LIFE & STYLE

Recycled Fashions Come Out of the Trash Heap and Onto the Runway

By Kevin Spear
Orlando Sentinel.

Models strutted down the runway in outfits tailored from fishing line, citrus bags, hammered strips of beer cans and garbage bags.

This fashion show featured what’s called haute trash, trash walking and trashion, and it was all for a good cause: Keep Orlando Beautiful.

“I wanted to make something beautiful out of something in our daily lives,” said Krystol Pineda, who attends the International Academy of Design & Technology in Orlando, Fla., and took five weeks to dye and sew used mops into surprising elegance.

The Saturday event was not a novel concept.

The California-based Haute Trash Artists Collaborative has been putting on such shows for 20 years and is getting ready for one in Missouri.

“Junk to Funk” in Portland creates avant-garde fashion out of trash to “get people to think differently about waste.”

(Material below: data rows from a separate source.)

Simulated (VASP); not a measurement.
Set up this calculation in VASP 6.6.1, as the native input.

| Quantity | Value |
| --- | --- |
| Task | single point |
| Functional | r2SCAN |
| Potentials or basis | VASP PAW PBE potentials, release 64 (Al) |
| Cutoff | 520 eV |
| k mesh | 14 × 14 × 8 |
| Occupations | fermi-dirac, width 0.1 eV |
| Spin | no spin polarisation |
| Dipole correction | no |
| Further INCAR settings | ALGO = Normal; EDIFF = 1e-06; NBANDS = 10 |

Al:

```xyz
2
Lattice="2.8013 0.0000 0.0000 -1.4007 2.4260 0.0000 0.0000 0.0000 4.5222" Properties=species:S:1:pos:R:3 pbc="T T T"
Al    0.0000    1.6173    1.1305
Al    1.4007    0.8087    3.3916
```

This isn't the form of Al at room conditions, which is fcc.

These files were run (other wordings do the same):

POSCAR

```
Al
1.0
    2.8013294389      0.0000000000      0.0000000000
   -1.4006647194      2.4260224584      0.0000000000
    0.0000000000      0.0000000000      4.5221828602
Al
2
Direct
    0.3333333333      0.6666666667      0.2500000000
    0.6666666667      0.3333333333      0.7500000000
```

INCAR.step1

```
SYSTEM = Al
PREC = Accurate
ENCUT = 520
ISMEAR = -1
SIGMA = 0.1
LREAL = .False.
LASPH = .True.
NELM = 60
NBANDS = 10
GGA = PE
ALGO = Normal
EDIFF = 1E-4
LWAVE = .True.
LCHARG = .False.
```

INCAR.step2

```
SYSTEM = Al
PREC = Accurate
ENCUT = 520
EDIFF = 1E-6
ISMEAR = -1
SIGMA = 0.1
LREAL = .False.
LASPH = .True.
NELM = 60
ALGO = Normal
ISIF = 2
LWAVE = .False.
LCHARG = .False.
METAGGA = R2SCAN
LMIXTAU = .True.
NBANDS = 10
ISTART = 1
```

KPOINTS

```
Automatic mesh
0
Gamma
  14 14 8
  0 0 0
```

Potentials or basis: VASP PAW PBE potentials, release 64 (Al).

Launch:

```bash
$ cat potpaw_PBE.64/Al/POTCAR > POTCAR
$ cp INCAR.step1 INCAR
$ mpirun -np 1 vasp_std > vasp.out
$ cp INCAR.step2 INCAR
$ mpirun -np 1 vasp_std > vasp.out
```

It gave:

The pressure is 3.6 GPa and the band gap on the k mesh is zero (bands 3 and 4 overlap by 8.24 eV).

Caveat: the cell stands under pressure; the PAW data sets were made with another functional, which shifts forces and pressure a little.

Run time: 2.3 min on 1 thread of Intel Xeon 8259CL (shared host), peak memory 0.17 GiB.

“Trashion usually refers to ‘making something from nothing’ for aesthetic purposes, not for practical use,” Wikipedia states.

Jody Buyas, coordinator of Keep Orlando Beautiful, a non-profit program administered by the city, said the Trash 2 Trends show came out of brainstorming for a fundraising theme.

A staffer recalled a similar event in South Carolina.

“It brings together art, fashion, recycling and the environment,” Buyas said.

Marcy Singhaus, a longtime designer of theatrical costumes in Orlando, had her pattern “in my head” to assemble scraps bedazzled with sequins, rhinestones and beads.

Her model for Trash 2 Trends is brother-in-law and actor Sam Singhaus done up in his alter-ego character of Miss Sammy.

Marie Stevens featured electronic waste.

She collected old CDs for weeks and now has “Oh, wow, a lot! Hundreds.”

After softening them in hot water, she cuts the discs to shape and glues or sews them into a fish-scale pattern for a futuristic, fairy tale impression.

“I hope it looks really cool on the runway, but it’s not something you would wear unless don’t want to sit down,” Stevens said.

Kelly-Anne Salazar actually aimed to create discomfort.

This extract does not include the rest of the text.